Lahman (http://www.seanlahman.com/baseball-archive/statistics/) provides raw data in MS Access, SQL, csv, R, and SQL Lite formats for the 2019 season.  Will grab the csv for inital analysis of the suitability of this data.  If it looks good, SQL or SQL Lite look like viable options for more sophisticated EDA in... later innings.

### Review Lahman Data

In [1]:
import pandas as pd
import numpy as np

In [2]:
lahman = pd.read_csv('../data/lahman/core/Pitching.csv')

In [3]:
lahman.head()

Unnamed: 0,playerID,yearID,stint,teamID,lgID,W,L,G,GS,CG,...,IBB,WP,HBP,BK,BFP,GF,R,SH,SF,GIDP
0,bechtge01,1871,1,PH1,,1,2,3,3,2,...,,7,,0,146.0,0,42,,,
1,brainas01,1871,1,WS3,,12,15,30,30,30,...,,7,,0,1291.0,0,292,,,
2,fergubo01,1871,1,NY2,,0,0,1,0,0,...,,2,,0,14.0,0,9,,,
3,fishech01,1871,1,RC1,,4,16,24,24,22,...,,20,,0,1080.0,1,257,,,
4,fleetfr01,1871,1,NY2,,0,1,1,1,1,...,,0,,0,57.0,0,21,,,


Wow, this goes back all the way to 1871?  Wow, let's take a look at 2019 only...

In [4]:
s19 = lahman.loc[(lahman.yearID == 2019)]

Can we find Max Scherzer the playerID column?  Let's find out...

In [5]:
s19.loc[(s19.playerID == 'scherma01')]

Unnamed: 0,playerID,yearID,stint,teamID,lgID,W,L,G,GS,CG,...,IBB,WP,HBP,BK,BFP,GF,R,SH,SF,GIDP
47441,scherma01,2019,1,WAS,NL,11,7,27,27,0,...,2.0,0,7.0,0,693.0,0,59,0.0,2.0,7.0


Ok, so I cheated a little and reviewed the People.csv document with Numbers (on Mac) to discover Max's playerID (scherma01).  Looks like this data set is a dud.  Some great aggregated data provided but this is not granular enough.  The search continues for more granular data.

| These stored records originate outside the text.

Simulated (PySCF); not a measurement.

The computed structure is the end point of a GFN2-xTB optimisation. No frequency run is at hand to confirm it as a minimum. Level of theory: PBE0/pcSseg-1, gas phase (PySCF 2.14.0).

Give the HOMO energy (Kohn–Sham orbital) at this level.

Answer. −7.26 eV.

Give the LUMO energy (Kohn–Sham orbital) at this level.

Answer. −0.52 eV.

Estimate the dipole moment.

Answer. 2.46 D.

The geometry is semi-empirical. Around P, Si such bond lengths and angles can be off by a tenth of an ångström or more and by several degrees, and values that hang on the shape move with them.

## Let's take a look at Retrosheet

Like Lahman, this site provides some grat historical data about MLB history but it's not providing what's need for this analysis, back to the drawing board.

## MLB official API

Thanks to a helpful post from Micheal Willard (http://michealwillard.com/mlbam_api/), it appears that MLB offers access to its API.  Worth digging into this resource.

In [6]:
# Base url for MLB API
api = 'http://gd2.mlb.com/components/game/mlb/'

### Oh, imagine that, there's a Python wrapper for the MLB API... homerun!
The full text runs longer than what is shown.